It has been two years since the collapse of the Lebanese economy. According to the World Bank, Lebanon’s economic and financial crisis is likely to rank in the top 10 – possibly in the top three – most severe crises in the world since the mid-nineteenth century.
Poverty is on the rise, the middle class has plunged into poverty, real GDP per capita has fallen by 37.1 percent, consumer prices have soared, the Lebanese lira has lost more than 85 percent of its value against the dollar, and the financial sector is bankrupt.
While the situation worsens, the political establishment has spent the past two years vacillating over an economic and social recovery plan for Lebanon.
The first attempt to vote in a recovery plan dates back to the government of former prime minister Hassan Diab, on 30 April 2020.
Diab’s recovery plan outlined the losses of the banking sector, the imposition of capital controls, cut-offs for deposits above 500,000 US dollars, and the restructuring of the financial sector.
The plan was met by strong opposition from the banks, the Banque du Liban (Lebanon’s Central Bank), and the Finance and Parliamentary Committee (in particular, deputies Ibrahim Kanaan, Yassin Jaber, Nicolas Nahas), as well as various political parties and representatives of the private sector. The plan failed, and talks with the International Monetary Fund (IMF) for a bailout came to nothing.
On 10 September, following a 13-month vacancy in the executive branch, a new government was formed headed by the billionaire Najib Mikati, also a former prime minister.
Once again, the government attempted to adopt a recovery plan, with no success to date. The central problem obstructing all proposals is the absence of agreement on the distribution of losses and the identification of responsibilities.
The Banque du Liban, other banks, and all the members of their political parties resolutely deny responsibility for the crisis, while punishing society through the reduction of the value of deposits, the decline of currency value, and through the seizure of public property.

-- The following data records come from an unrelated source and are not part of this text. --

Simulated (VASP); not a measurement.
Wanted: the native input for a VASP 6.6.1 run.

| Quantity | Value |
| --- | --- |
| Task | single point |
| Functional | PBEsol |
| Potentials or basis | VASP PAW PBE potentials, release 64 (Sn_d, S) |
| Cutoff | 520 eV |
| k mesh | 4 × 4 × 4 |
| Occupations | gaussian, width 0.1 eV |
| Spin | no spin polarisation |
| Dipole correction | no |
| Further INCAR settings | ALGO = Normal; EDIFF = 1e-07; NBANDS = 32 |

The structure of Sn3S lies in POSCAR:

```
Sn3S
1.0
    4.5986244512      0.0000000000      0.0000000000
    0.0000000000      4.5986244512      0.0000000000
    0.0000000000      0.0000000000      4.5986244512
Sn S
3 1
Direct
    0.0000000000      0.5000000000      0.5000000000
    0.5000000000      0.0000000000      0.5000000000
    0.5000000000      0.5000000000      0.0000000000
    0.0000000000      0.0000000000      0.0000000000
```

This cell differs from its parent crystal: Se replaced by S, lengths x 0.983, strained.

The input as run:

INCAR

A common element between the Diab and Mikati governments, in spite of fundamental differences in approach, is to seek an IMF program, as though it were the one and only solution to extract Lebanon out of its crisis.
Despite numerous internal actions, Lebanon has around $30bn in foreign reserves, which are more than enough to finance a reform program, diversify economic and trade relations, impose tax on wealth, and kickstart the shift towards a productive economy.
The main objective of an agreement with the IMF is to secure three to four billion dollars for Lebanon, if financial reforms and anti-corruption measures are implemented.
More importantly for Lebanese officials, however, is that an IMF deal is set to regain the confidence of the international community, and unlock $11 billion pledged in 2018 through the CEDRE conference organized in Paris.
Despite all this, the question remains: Does Lebanon really need an agreement with the International Monetary Fund, knowing that this financial institution also has a political agenda, a history of imposing unpalatable austerity measures, and is strongly influenced by Washington in its decisions?
Could and should Lebanon pivot towards alternative investments available from newer, multipolar, and less-intrusive institutions? Could and should China, Russia, or West Asian neighbors become the saviors of Lebanon?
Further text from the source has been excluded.